Mandaza was speaking during a Sapes Trust policy dialogue forum on Tuesday.

The event, one of a series often convened by the NGO, was patronised by the Japanese ambassador to Zimbabwe Toshiyuki Iwado, his staff and civil society activists, among some.

In his comments, Mandaza, often solicited for views on politics by both local and international media, said the involvement of biased observer missions from the continent raised confidence issues around elections in different countries.

“Until the confidence factor is resolved, I think we have serious problems,” Mandaza said.

“Observers now are coming into question. Take the Kenyan example, Thabo Mbeki and others are blessing the elections.”

He was referring to the former South African President who led the AU mission which later gave Uhuru Kenyatta’s re-election August last year a clean bill of health.

The poll outcome was later overturned by Kenyan judges amid allegations of poll fraud by the opposition.

Zimbabwe is currently hosting a group of SADC observers who came into the country to assess the electoral environment ahead of national elections in the next few months.

The poll observer group congratulated Foreign Affairs Minister Sibusiso Moyo following his elevation to the influential portfolio last year.
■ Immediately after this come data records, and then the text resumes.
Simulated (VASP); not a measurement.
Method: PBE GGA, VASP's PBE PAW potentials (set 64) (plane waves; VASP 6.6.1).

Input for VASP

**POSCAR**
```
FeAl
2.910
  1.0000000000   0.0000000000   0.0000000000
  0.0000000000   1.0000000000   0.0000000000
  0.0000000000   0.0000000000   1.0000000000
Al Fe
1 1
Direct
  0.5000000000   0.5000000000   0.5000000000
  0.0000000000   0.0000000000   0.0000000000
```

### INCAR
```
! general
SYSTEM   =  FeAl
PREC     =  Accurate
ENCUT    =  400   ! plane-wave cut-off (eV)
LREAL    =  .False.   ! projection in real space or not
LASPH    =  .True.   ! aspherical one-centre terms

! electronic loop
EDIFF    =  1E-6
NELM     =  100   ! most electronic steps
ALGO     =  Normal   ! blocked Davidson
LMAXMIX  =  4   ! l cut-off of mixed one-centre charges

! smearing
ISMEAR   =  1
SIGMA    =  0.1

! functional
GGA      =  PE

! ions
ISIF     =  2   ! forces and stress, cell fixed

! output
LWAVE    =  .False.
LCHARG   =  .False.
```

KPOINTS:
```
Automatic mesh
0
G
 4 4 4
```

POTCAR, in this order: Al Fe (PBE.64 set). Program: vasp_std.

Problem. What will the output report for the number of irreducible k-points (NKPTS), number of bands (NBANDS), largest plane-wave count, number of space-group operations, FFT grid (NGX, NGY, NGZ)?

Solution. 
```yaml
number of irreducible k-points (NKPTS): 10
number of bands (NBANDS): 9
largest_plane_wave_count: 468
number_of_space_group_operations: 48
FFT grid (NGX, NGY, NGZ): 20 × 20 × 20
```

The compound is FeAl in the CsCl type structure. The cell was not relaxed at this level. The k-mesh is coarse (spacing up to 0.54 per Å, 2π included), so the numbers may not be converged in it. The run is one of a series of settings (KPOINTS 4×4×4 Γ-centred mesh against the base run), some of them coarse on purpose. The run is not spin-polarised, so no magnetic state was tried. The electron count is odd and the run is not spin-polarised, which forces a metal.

Moyo, a virtually unknown top soldier at the time, became a celebrity overnight when he made the popular television announcement on behalf of the military, indicating they had seized control of government from then President Robert Mugabe in November last year.

“There is a bunch of SADC observers who are here making very profound statements on arrival,” Mandaza said Tuesday.

“Should we trust observers, or should we ban observers? What use are they, really? The SADC and AU observer missions have been a disaster and if it were not for the Common Wealth Observer Mission in 2002 and EU, it might be a different narrative in this country.”

Mandaza’s comments followed lawyer and rights activist Tony Reeler’s presentation in which he said while referring to a recent research that ordinary African citizens did not believe elections on their different lands were a credible source of achieving democracy.

He added: “Should we have observers only who are credible and therefore objective than partisan ones which are likely to be the case with the AU and SADC. They are partisan. We had a coup in this country but neither AU nor SADC have said so in the face of a blatant coup.

“Should we trust AU and SADC observers? I think not. They should be disqualified from observing. Until they can be proven that they are objective which they are not, I don’t think we should rely on them at all.”

Since the 2002 elections which the EU observers dismissed as skewed in favour of then incumbent President Mugabe, the Zanu PF led regime has refused to open its doors to western observers citing inherent bias against it.

However, President Emmerson Mnangagwa has pledged to invite western observers for Zimbabwe’s harmonised elections slated for later this year.